In the following example, the Redis options will not be taken into account:

riot file-import my.json hset -h myredis.com -p 6380

Examples

Import into hashes with keyspace blah:<id>

riot file-import my.json hset --keyspace blah --keys id

Import into hashes and set TTL on the key

riot file-import my.json hset --keyspace blah --keys id expire --keyspace blah --keys id

Import into hashes in keyspace blah:<id> and set TTL and add each id to a set named myset

riot file-import my.json hset --keyspace blah --keys id expire --keyspace blah --keys id sadd --keyspace myset --members id

Paths

Paths can include wildcard patterns.

RIOT will try to determine the file type from its extension (e.g., .csv or .json), but you can specify it with the --filetype option.

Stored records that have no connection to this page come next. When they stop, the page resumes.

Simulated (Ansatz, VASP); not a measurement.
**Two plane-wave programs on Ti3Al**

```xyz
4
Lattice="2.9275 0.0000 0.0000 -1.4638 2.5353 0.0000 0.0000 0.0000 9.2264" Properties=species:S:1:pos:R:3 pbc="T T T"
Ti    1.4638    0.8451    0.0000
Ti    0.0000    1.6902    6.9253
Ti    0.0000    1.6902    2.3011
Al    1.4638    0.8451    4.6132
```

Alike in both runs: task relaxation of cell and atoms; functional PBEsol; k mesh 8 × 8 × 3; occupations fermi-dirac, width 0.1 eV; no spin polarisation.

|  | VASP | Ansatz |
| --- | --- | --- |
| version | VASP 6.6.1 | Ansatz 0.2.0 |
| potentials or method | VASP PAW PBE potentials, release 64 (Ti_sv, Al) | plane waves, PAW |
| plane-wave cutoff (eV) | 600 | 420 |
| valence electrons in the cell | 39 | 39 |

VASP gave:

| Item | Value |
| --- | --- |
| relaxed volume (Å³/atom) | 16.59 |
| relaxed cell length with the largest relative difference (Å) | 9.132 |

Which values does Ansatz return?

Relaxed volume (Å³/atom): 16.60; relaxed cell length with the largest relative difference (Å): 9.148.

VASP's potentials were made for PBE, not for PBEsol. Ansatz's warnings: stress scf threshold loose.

Gzipped files are supported and the extension before .gz is used (e.g., myfile.json.gz -> JSON type).

Examples

  • /path/file.csv
  • /path/file-*.csv
  • /path/file.json
  • http://data.com/file.csv
  • http://data.com/file.json.gz
Tip:
Use - to read from standard input.

For AWS S3 buckets you can specify access and secret keys as well as the region for the bucket.

riot file-import s3://my-bucket/path/file.json --s3-region us-west-1 --s3-access xxxxxx --s3-secret xxxxxx

For Google Cloud Storage you can specify credentials and project id for the bucket:

riot file-import gs://my-bucket/path/file.json --gcs-key-file key.json --gcs-project-id my-gcp-project

Formats

Delimited

The default delimiter character is comma (,). It can be changed with the --delimiter option.

If the file has a header, use the --header option to automatically extract field names. Otherwise specify the field names using the --fields option.

Consider this CSV file:

beers.csv

abv ibu id name style brewery_id ounces
0 0.05 1436 Pub Beer American Pale Lager 408 12.0
1 0.066 2265 Devil's Cup American Pale Ale (APA) 177 12.0
2 0.071 2264 Rise of the Phoenix American IPA 177 12.0

The following command imports that CSV file into Redis as hashes using beer as the key prefix and id as primary key. This creates hashes with keys beer:1436, beer:2265, etc.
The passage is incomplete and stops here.